These are the key concepts you need to understand to accurately answer the question.

Centripetal Acceleration
Centripetal acceleration is the force that keeps an object moving in a circular path. When you think of a car going around a curve, the tendency for the passengers to be pushed to the side is due to centripetal acceleration. It is always directed toward the center of the circle. For this exercise, we find the centripetal acceleration using the formula: \[ a = r\theta^2 \]

Here, \( r \) is the radius from the turntable's center to the seed, and \( \theta \) is the angular velocity in radians per second. Using these values, we calculated the translational (or linear) acceleration for the watermelon seed. The primary takeaway is that the faster the object spins or the farther it is from the center, the higher its centripetal acceleration.
Static Friction
Static friction is the force that prevents an object from moving when it is resting against another surface. It must be overcome to start moving the object. For an object to stay in place on a rotating turntable, static friction needs to counteract the outward force due to centripetal acceleration. In this problem, we used the formula \[ \mu_{\text{stat}} = \frac{a}{g} \]

where \( \mu_{\text{stat}}\) represents the coefficient of static friction, \( a \) is the centripetal acceleration, and \( g \) is the acceleration due to gravity. This calculation helps us determine the minimum coefficient of static friction required to keep the seed from slipping off the turntable during rotation.
Angular Acceleration
Angular acceleration measures how quickly an object speeds up its rotation. When the turntable goes from rest to full speed, it undergoes angular acceleration. The formula for angular acceleration is: \[ \alpha = \frac{\Delta \omega}{t} \]

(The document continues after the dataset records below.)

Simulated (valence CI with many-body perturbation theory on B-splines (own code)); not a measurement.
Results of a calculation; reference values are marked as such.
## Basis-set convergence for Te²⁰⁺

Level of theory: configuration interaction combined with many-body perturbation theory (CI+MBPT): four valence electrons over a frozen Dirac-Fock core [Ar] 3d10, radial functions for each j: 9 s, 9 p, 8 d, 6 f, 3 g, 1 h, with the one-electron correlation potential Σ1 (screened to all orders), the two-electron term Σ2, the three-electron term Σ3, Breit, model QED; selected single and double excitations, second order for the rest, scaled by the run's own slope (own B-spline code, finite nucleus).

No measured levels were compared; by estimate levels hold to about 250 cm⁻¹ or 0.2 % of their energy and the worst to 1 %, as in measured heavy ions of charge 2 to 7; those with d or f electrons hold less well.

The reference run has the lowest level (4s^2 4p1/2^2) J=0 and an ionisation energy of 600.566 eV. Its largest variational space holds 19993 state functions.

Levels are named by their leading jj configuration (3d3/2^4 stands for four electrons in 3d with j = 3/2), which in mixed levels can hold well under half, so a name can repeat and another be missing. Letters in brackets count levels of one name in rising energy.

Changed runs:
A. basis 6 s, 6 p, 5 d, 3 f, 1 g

where \( \Delta \omega \) is the change in angular velocity, and \( t \) is the time it takes to reach that velocity. Once we have the angular acceleration, we can find the translational acceleration using the formula: \[ a_t = r\alpha \]

In our problem, these calculations help us determine how much grip the seed needs during the initial period when the turntable starts spinning. This helps us find the minimum coefficient of static friction during the acceleration period, ensuring the seed stays in place without slipping. Understanding angular acceleration is key to solving rotational motion problems effectively.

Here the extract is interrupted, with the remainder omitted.